Political correctness, or PC-ness in short, has gone a long way in the past fifteen years. From a minor side effect of society, it has gradually evolved into an overarching, ever-present and omnipotent buzz-word at which everyone shivers. The question, however remains: isn't this just an all-purpose epithet intended to allow human beings with guilty consciousness to hide their embarrassment, and aren't we all avoiding the substance when we talk only about the appearance?


The real story of the term "political correctness" is not very clear. Allegedly, it first appeared in Allan Bloom's 1987 bestseller, The Closing of the American Mind. The one certain thing is that in eighty percent of the situations, PC-ness is associated with male chauvinism, or to be more precise, the lack of PC-ness results from sexist and chauvinistic behavior. Hence, much of the PC discourse is exceptionally anti-male-oriented and, in propaganda-style, speaks about women being oppressed by their male counterparts. In slightly more general terms, PC-ness concerns problematic issues over race, gender, sex and ecology whereby one part of society accuses the other part (also known as the majority) of being brutal murderers, insensitive exploiters, or horrendous oppressors.

Another interesting fact about political correctness is that it is known to only a small portion of the world, the majority of which consists of the United States, Canada and Australia. Try to explain to a Southern American or to a European that saying "freshman" would be considered inappropriate in most colleges and universities in the U.S., and they will surely laugh at you.


Linguistically speaking, political correctness implies some sort of connection with politics. However, such is not to be found. A far-reaching stipulation may claim that PC-ness was born in a world of excessive oppression, despotism and arrogance and hence has a political affiliation. Yet, the ideas of vegetarians and vegans about meat and dairy production (the first being denoted as murdering cattle, and the second - as cow oppression or cow assassination) rarely play a prominent role in politics. Only the theories of the greens are slowly making their way into the realm of politics (by the way, much faster in places which are still unaware of the notion political correctness) by having campaigns about saving the rainforests or not killing rare animal species.

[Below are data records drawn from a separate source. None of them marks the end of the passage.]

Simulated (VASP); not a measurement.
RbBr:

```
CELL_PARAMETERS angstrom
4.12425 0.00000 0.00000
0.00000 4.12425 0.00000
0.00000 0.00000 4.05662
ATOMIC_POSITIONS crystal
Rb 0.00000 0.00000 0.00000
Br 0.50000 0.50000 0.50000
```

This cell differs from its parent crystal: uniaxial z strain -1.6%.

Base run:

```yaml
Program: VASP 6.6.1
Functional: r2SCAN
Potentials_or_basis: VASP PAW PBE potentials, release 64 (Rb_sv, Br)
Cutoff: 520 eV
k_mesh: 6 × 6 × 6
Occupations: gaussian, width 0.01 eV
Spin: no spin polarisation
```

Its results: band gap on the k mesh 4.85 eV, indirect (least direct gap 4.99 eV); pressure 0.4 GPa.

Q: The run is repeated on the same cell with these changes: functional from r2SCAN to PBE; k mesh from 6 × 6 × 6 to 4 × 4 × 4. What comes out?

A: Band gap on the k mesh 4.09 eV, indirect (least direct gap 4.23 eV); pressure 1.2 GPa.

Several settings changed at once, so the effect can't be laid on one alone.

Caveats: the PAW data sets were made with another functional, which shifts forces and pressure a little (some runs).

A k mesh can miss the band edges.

PC-ness has entirely made its way into U.S. college and university campuses. In fact, the terms is so widely used that there is rarely a day when one will not hear it at least once. The first time I ever heard the words 'political correctness', I was astounded and thought for quite some time that I had badly offended someone's political views. Well, neither the context was political nor was there any offence, so it simply took me some time to figure out what was meant by this flamboyant phrase.

The political correctness will always flourish on campuses as they are thought to be some of the most progressive places, breeding the minds of the next generation of talented geniuses. College campuses are already filled with discussions about terms and notions, which simply sound awkward to the ears of international students. For example, the aforementioned word freshman is a bad word these days because it includes the word man. Since one can't really say freshwoman (that sounds even more sexist), the term frosh was coined or the plain first-year student is being used instead. If we have to continue in this same fashion, I must ask what has to be done with the word woman as it contains man inside, or what substitute can be invented for the word female as it definitely contains male in itself. Similarly, gay and lesbian people take offence in being labeled as such, so they need to be called queer, despite the oddity of this term. Moreover, one popular college concept is public space - anything that is open to the scrutiny of public eyes. Sad but true: public space includes your own dorm room unless its doors are carefully closed. And, if this is not enough, be advised that some deans of some colleges have already declared that celebrating Christmas on campus is very offensive to other cultures and should therefore be abandoned as a practice!


The most common result of the debate on political correctness is the creation of an ever-expanding realm of euphemisms. The bothering point here is the fact that euphemisms simply make something sound more pleasant to the ears, but do not change the substance of the notion in question. A few examples are listed below:

  • a foreigner or a foreign student is typically dubbed an international student / scholar / visitor (Note: Has any of you felt less foreign in the U.S. as a result? I doubt it. And, just as contrast, to the U.S. government we all are aliens! How PC is that!)
  • words like sweetheart, lover, partner and the like have fallen out of fashion for the plain term significant other, which supposedly has no sexual connotation
  • the forceful and expressive English shut up! cannot be overheard in any public space due to its derogatory nature and therefore one needs to constantly watch out not to say it by accident
  • these days, people donate their time instead of the good old volunteer - supposedly, the former sounds more profound and benevolent
  • and if you live outside of the U.S., you only need to fill out some sort of a U.S. application form in order to find out that you are termed Caucasian if you are white and come from Europe, Australia or most of North America.

Of course, there's much more that can be said about political correctness and its exuberance. There's only one piece of advice I can give to any reader of these lines: enjoy the funny slips of tongue around you and their euphemistic counter-parts while in the U.S. because there ain't too many places on earth where you can do this!